After the dissolution of the monasteries, the manor was granted to Sir Ralph Sadleir, principal secretary of state to Henry VIII. The British Museum holds his account of the estate’s properties, drawn up in 1540. By this time, Bow had gained ascendancy over Bromley but Bromley became a popular place to build rural retreats from the early 17th century. A hunting lodge that stood on what is now St Leonard’s Street was said to have been built by James I. Later known as the Old Palace, the building was split into two residences in 1750.
From the 1820s, Bromley began to fill with noxious industries and workers’ housing, some built by charities, some by profiteering jerry builders. Much of Bromley was a slum by the late 19th century and it became an early target for civic improvement. Bromley Public Hall was built on Bow Road in 1880 as the vestry hall for St Leonard’s parish.
The replacement of the Old Palace by a school in 1894 caused an outcry and played a pivotal role in promoting future (often unsuccessful) attempts to preserve east London’s heritage. The interior of the state room was salvaged and can be seen at the Victoria and Albert Museum.
From the 1930s the London County Council began a massive slum clearance programme, erasing the old village green and its houses and inns. Ruinous bomb damage in the Second World War brought further clearance after 1945 and municipal and social housing now fills almost the entire area.
Seventy-two per cent of homes here are rented from the council or a housing association, an extraordinarily high figure. The largest ethnic minority is of Bangladeshi descent, followed by white Britons. The Bromley-by-Bow Centre on Bruce Road is a community regeneration organization that aims to harness the energies and abilities of local people through a variety of integrated projects, linking health with education and enterprise, for example, or environment with training and family support.

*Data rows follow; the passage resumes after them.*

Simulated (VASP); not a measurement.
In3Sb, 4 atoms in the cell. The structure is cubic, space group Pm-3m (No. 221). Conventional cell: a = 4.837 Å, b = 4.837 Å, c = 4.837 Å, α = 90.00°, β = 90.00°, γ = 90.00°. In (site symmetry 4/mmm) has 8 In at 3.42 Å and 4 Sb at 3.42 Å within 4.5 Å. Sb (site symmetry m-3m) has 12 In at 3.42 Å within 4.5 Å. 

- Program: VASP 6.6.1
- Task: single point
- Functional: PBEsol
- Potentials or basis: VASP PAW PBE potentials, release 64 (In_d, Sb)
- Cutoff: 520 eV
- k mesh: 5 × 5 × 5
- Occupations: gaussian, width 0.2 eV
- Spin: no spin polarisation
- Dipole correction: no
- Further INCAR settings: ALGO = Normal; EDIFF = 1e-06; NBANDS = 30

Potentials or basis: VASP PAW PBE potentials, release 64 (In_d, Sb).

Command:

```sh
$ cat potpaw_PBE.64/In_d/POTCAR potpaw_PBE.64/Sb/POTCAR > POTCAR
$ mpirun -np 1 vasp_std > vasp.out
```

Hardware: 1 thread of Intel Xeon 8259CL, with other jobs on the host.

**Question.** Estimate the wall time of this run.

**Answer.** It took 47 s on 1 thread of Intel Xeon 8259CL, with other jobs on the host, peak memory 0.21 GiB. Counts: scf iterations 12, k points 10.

Kingsley Hall is said to have been the first purpose-built community centre designed for the needs of local people. It has also given house room to a variety of groups and movements, including the suffragettes and the Jarrow marchers. Later it was a base for the psychoanalyst RD Laing. A blue plaque records Mahatma Gandhi’s stay at the hall, which is now home to the Gandhi Peace Foundation.
The political economist David Ricardo, the son of a Dutch Jewish stockbroker, grew up in Bromley St Leonard in the late 18th century.